Agilent has oscilloscopes to 63 GHz /160GS/s. How is that possible?

What type of technology is used to make such a ($439,824) product? How do you sample at that rate? 160GS/s implies some sort of clock at 160Ghz. How is that done? I don't understand how this can be done at any price the speeds are so otherworldly.

Based on EEVblog tear-downs I've watched, I think the answer is "dark sorcery and witchcraft" :smiley:

Well if it can be done, Agilent is a company that could do it. As a spin-off/de-vesture of the old HP instrumentation company they were always among or leading in the state of art of measurement teck.

Lefty

I had an 8 GHz scope a while back, and it is done with 8 bit flash convertors and you use multiple ones and interleave the data. I am sure they have a white paper. For example, if you have 16 convertors, they each need to sample at 10 GS/sec.

KeithRB:
I had an 8 GHz scope a while back, and it is done with 8 bit flash convertors and you use multiple ones and interleave the data. I am sure they have a white paper. For example, if you have 16 convertors, they each need to sample at 10 GS/sec.

Out of curiosity I have looked at TI/National, Analog, and LT's sites and I think the fastest converter that is available is TI at about 5 Gsps and that is at 7-bit. The datasheet shows it's actually 4 ADCs embedded in one chip with some clock management. So maybe you use 32 of those? But how the heck do you interleave them so that they are sampling at the correct point in time?

Note that you only get 63 GHz if you are using two channels, you are limited to "only" 33 GHz with all 4, so they are clearly interleaving multiple samplers.

Need to use something faster than an Arduino 8)

CrossRoads:
Need to use something faster than an Arduino 8)

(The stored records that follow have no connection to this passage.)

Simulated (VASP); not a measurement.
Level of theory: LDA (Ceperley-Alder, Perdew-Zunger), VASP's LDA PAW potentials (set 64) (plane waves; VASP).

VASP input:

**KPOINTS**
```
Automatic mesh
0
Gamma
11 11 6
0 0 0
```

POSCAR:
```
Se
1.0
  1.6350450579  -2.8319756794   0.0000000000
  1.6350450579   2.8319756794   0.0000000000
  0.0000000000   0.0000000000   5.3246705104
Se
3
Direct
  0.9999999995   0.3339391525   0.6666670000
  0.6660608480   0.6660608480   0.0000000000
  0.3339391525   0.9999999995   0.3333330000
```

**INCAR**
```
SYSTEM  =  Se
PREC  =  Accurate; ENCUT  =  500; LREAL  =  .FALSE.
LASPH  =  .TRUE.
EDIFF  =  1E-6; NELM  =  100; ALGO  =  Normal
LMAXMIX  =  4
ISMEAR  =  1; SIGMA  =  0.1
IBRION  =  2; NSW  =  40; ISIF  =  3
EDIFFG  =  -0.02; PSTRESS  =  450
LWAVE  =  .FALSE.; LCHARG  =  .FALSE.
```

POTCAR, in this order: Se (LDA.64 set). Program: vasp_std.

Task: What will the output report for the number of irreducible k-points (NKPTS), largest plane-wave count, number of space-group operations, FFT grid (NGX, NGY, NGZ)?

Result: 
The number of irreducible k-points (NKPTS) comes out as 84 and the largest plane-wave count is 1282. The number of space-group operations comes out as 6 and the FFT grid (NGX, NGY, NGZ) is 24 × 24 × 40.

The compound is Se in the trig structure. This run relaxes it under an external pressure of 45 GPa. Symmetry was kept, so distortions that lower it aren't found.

Nothing a little liquid nitrogen and a faster crystal can't fix. 8)

I realize I should have posted these links:

First thing I buy if I win the Powerball:

http://www.home.agilent.com/en/pd-2108888-pn-DSAX96204Q/infiniium-high-performance-oscilloscope-63-ghz?nid=-33202.1010838&cc=US&lc=eng

TI's obscenely fast converter:

http://www.ti.com/product/lm97600

Even if you can sample that fast, how do you put test leads on a circuit that is moving at a rate that necessitates that kind of speed? Seems like the capacitance of any test lead would wreck it. Crazy stuff.

SirNickity:
Even if you can sample that fast, how do you put test leads on a circuit that is moving at a rate that necessitates that kind of speed? Seems like the capacitance of any test lead would wreck it. Crazy stuff.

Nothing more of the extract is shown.